If one believes the press, new battle lines at work are being drawn up. Not between employer and employee, men and women, but between parents and the child-free. People without children are losing out on all fronts: not only do they not qualify for special childcare allowances and leave, but they must also cover for those shirkers - parents - who rush into work late because the nanny was sick or leave early to go to a school play.
As in all of life, it is our daily experiences that get to us. Whereas most people do not complain that statutory parental leave, for example, is funded out of general taxation, they might have an issue with having to pick up the slack from the person sitting next to them who's just gone part-time. Much of this will be just noise: some people are simply more diligent than others, and for the less conscientious, children can provide a wonderful excuse. For every parent who is cutting corners there will be another working evenings to ensure the job gets done.

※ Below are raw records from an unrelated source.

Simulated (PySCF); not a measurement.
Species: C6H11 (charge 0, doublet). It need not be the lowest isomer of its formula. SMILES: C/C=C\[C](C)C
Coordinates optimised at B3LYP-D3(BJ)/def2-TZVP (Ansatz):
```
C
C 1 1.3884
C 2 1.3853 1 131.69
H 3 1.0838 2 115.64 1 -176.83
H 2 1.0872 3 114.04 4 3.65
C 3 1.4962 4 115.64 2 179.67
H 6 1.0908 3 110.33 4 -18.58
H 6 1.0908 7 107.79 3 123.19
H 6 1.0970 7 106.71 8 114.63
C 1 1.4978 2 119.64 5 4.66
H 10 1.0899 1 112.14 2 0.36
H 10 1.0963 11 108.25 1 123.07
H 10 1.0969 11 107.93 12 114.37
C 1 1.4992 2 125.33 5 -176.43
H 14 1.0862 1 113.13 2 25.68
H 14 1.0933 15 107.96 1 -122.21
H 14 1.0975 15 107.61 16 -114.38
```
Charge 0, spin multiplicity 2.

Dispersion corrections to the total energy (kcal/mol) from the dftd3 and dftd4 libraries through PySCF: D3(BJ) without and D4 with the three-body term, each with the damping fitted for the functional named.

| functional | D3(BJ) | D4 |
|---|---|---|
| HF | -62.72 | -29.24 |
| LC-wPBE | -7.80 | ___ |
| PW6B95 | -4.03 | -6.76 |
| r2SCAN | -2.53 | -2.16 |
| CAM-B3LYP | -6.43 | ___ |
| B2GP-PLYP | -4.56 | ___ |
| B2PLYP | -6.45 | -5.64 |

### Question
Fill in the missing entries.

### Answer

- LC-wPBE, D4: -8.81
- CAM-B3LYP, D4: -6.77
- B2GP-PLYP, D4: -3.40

But real tensions exist. Adam, for example, child-free himself, runs a small business with a partner who is a working mother. Their recent conversation about whether Adam should sacrifice his holiday to prepare a vital sales pitch was somewhat galling, particularly as they have had this conversation for several years in a row. His business partner's holidays are based around the children's school holidays and so have always been sacrosanct.
Yet as family-friendly policies morph into more general work/life balance ones, flexible working is as much win-win as it is win-lose for parents v the child-free. The opening up of career opportunities to women has generated a cultural shift towards it being desirable for everyone to have more balance in their lives, with less blind acceptance of a career-based definition of success driven by workaholism.
Opportunities now exist for people to work a shorter week in order to pursue a hobby they are passionate about. I for one would be delighted if more people did this; in a world where anyone might choose to place more emphasis on an outside interest and less on their job, it would make less sense for employers to discriminate against women of childbearing age because they fear they might take time out.
Perhaps even more importantly, arguments claiming that the child-free are discriminated against seem to me to be based on the fallacy that having children is simply an individual, lifestyle choice. At the micro level this is axiomatic - but do we really want to live in a society designed around this principle? Consider what that would look like. No parental leave or tax breaks - it would be impossible for almost any woman to both work and have children. The economy would shrink. Meanwhile, individual children would support only their own parents, much as they do in many third world countries today. Surely we don't want to march down this road, towards such madnesses as designer babies and private armies?
Pompous as it may sound, at the macro level, having children is absolutely not a lifestyle choice but a service to society. OK, hands up, I'm a parent; I hereby declare my interest. But I think I say this with good reason.
Children perpetuate the human race, for a start, which most people would see as a generally positive thing. Plus, our children will be supporting both parents and the child-free in their old age.
And finally, I am not sure that a society where increasing numbers of people are living alone is at all ideal. Living with other people rubs the corners off you; it encourages tolerance and empathy. And more children means fewer single-person households. Don't get me wrong: I fully support the individual choice to live alone. But I am not sure that I want governmental policies that encourage it.
So we'll keep our parental benefits, thank you. But meanwhile we can help ease the tension. For their part, the child-free have to speak up and ensure they too can take advantage of policies that promote work/life balance. I think it is unfair that Adam should have to give up his holiday repeatedly, but nothing will change until he decides that his holiday is more important than the sales pitch and he demands that his partner help out.
Working parents can be sensitive to non-parents' desire to have a life, too. As managers, we can try to ensure that flexibly designed roles are do-able and not merely cobbled together in order to retain key individuals, in such a way that they effectively rely on others picking up the slack.
And government can promote policies that help families of all shapes and sizes, such as being able to switch one's personal tax allowance to one's partner.
A hefty agenda. But with increased potential benefits alongside increasing numbers of people choosing not to have children, this issue is going to run and run.